Sunday, May 19, 2024

Thou shall kill: Icers nix power plays

November 29, 2001
Junior left wing Brian Maloney dumps the puck into the Minnesota zone during Sunday’s 4-4 tie at Munn Ice Arena.

In addition to sitting atop the CCHA standings, MSU also leads many of the league’s team statistical categories.

Through 13 games, the Spartans have scored more goals (3.62 per game) while giving up fewer (1.69) and have also killed off a greater percentage of opponents’ power plays (.894) than any other team.

MSU head coach Ron Mason particularly enjoys that third statistic.

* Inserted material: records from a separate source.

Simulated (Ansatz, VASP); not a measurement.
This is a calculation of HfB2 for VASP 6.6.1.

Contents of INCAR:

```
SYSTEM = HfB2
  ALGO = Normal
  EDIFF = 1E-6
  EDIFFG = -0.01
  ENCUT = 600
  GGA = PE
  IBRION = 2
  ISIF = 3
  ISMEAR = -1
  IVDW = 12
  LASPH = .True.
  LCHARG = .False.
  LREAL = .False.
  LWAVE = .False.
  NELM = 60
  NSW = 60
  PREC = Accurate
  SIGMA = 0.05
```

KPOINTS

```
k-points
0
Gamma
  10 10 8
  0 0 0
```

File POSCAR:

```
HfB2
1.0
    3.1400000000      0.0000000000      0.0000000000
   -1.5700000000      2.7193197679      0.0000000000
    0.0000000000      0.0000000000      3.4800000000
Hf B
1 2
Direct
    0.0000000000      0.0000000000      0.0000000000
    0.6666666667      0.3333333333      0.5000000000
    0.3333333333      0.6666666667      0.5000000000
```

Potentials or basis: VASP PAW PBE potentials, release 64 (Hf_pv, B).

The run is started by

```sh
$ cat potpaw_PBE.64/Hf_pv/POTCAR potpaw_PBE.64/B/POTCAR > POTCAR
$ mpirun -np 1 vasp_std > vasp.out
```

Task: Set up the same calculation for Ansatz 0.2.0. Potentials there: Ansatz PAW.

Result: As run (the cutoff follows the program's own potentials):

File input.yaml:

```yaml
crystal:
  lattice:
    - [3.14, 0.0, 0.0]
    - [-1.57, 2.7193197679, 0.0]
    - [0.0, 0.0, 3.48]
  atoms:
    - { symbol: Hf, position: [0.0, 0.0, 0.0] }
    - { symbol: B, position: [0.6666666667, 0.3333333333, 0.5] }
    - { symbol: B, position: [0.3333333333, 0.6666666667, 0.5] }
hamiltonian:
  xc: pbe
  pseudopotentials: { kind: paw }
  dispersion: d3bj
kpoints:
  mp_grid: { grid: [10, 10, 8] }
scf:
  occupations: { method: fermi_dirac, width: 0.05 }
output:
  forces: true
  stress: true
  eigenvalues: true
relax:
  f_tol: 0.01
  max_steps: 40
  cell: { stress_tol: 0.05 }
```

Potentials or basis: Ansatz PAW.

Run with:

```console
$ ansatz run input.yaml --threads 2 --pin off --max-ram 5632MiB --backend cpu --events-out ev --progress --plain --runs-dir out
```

“Our penalty kill’s been phenomenal,” MSU head coach Ron Mason said of the unit that is ranked eighth nationally. “But we kill too many penalties. We shouldn’t have to kill so many penalties.”

Actually, MSU is the least-penalized team in the CCHA at 11.20 minutes per game, but that’s beside the point.

MSU’s penalty kill success shouldn’t be much of a shock, considering last year’s team only allowed 15 power play goals all season and negated 91.1 percent of the opposition’s chances.

This year’s edition had gone five straight games without surrendering a power play tally before No. 1 Minnesota went 2-for-6 with a man-advantage in Sunday’s 4-4 tie with MSU.

But the Spartans know to keep that number in perspective, seeing as the Golden Gophers’ power play leads the nation with a .365 success rate.

“Normally, I’d be kind of disappointed giving up two power play goals,” senior defenseman Jon Insana said. “But looking at the way the game was flowing - a five-minute major (penalty), a couple 5-on-3s - it was a tough game to kill penalties in.

“But we scored three (power play goals), so that’s the most important thing - to match or beat their special teams. You at least want to be a wash on special teams so you can leave it up to your 5-on-5 play, where we feel comfortable.”

The basic nature of the penalty kill necessitates a self-sacrificing philosophy by the players on the ice.

Freshman center Lee Falardeau said penalty killers have to do whatever it takes to knock loose pucks out of the zone, block slap shots from the point, and clear out opposing players stationed in front of the net.

“We have to go out there and do our job the whole time,” said Falardeau, one of MSU’s top penalty killers. “It’s a lot of hard work, but I like it.”

Because of the physical and mental discipline necessary to kill penalties, Mason rotates numerous players through the team’s two units to keep minds and bodies fresh.

“We cycle quite a few guys through because we have that mentality that all of us want to kill those penalties and coach can throw any of us out there,” junior left wing Brian Maloney said. “We look for guys that grit their teeth and want to get that puck out.

“We all take pride in that.”

But penalty killing is a rehearsed art, not an inherited talent. Freshman center Jim Slater said practice makes perfect for MSU.

“The whole week of practice, coach is always telling us about their power play and we go over video a lot,” Slater said. “You’re down one guy, so you gotta have great position with your body and stick.”

And you need to have a good goaltender, Mason said. For all the work the forwards and defensemen do, Mason attributes a lot of the Spartans’ penalty killing success to junior goaltender Ryan Miller stopping shots that would beat most goalies.